Defendant Federal Insurance appeals as of right from judgments entered in plaintiffs' favor following the grant of plaintiffs' motions for summary disposition. We affirm. This appeal is being decided without oral argument pursuant to MCR 7.214(E).


Nadine Currier tripped and fell over a pavement defect located outside a Petsmart store at a shopping center in Northville. The center was owned by plaintiff Northville Village and managed by plaintiff Etkin. Currier filed a negligence action against Northville Village and Etkin, among others. Etkin had insurance coverage under a policy issued by Federal Insurance. Etkin tendered its defense to Federal Insurance, which denied the claim, contending that the shopping center was not a location to which the policy applied. Etkin then filed a declaratory judgment/breach of contract action. Northville Village intervened, claiming it was an insured under the policy. When Federal Insurance did not assume its defense, it turned to Amerisure, with whom it was also insured. Amerisure sought to recoup its costs under a theory of equitable subrogation.


All parties moved for summary disposition. The court granted plaintiffs' motions and denied defendant's, finding that the policy did not clearly and unambiguously exclude coverage for the incident. The trial court's ruling on a motion for summary disposition is reviewed de novo. Kefgen v Davidson, 241 Mich App 611, 616; 617 NW2d 351 (2000). The construction and interpretation of an insurance policy and whether the policy language is ambiguous are questions of law that are also reviewed de novo on appeal. Henderson v State Farm Fire & Cas Co, 460 Mich 348, 353; 596 NW2d 190 (1999).
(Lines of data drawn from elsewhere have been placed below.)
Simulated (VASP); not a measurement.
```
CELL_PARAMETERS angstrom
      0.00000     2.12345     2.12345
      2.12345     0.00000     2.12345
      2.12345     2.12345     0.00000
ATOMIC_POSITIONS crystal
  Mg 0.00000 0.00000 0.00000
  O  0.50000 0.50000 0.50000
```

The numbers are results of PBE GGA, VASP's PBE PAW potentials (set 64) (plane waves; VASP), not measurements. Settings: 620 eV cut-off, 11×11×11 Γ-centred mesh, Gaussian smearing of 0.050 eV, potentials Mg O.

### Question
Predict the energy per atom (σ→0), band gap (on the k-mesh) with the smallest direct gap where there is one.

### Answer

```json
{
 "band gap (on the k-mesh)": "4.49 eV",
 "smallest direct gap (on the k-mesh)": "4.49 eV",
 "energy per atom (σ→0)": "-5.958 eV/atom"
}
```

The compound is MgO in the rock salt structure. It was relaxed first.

An insurance policy is much the same as any other contract. It is an agreement between the parties in which a court will determine what the agreement was and effectuate the intent of the parties. Auto-Owners Ins Co v Churchman, 440 Mich 560, 566; 489 NW2d 431 (1992). When determining what the parties' agreement is, the court should read the contract as a whole and give meaning to all the terms contained within the policy. Id . Policy language is ambiguous when, after reading the entire document, its language can be reasonably understood in different ways. Royce v Citizens Ins Co, 219 Mich App 537, 542; 557 NW2d 144 (1996). "However, if a contract, even an inartfully worded or clumsily arranged contract, fairly admits of but one interpretation, it may not be said to be ambiguous or fatally unclear." Michigan Twp Participating Plan v Pavolich, 232 Mich App 378, 382; 591 NW2d 325 (1998). Likewise, a policy is not rendered ambiguous by the fact that a relevant term is not defined. Henderson, supra at 354. If there is a conflict between the terms of the form policy and an endorsement, it is to be resolved in favor of the terms of the endorsement. McKusick v Travelers Indemnity Co, 246 Mich App 329, 340; 632 NW2d 525 (2001).


Under the policy, defendant agreed as follows:


Subject to the applicable Limits of Insurance, we will pay damages the insured becomes legally obligated to pay by reason of liability imposed by law or assumed under an insured contract for:


bodily injury or property damage to which this insurance applies caused by an occurrence, or


advertising injury or personal injury to which this insurance applies caused by an offense.


This insurance applies to:


bodily injury or property damage which occurs during the policy period, and


advertising injury or personal injury caused by an offense committed during the policy period.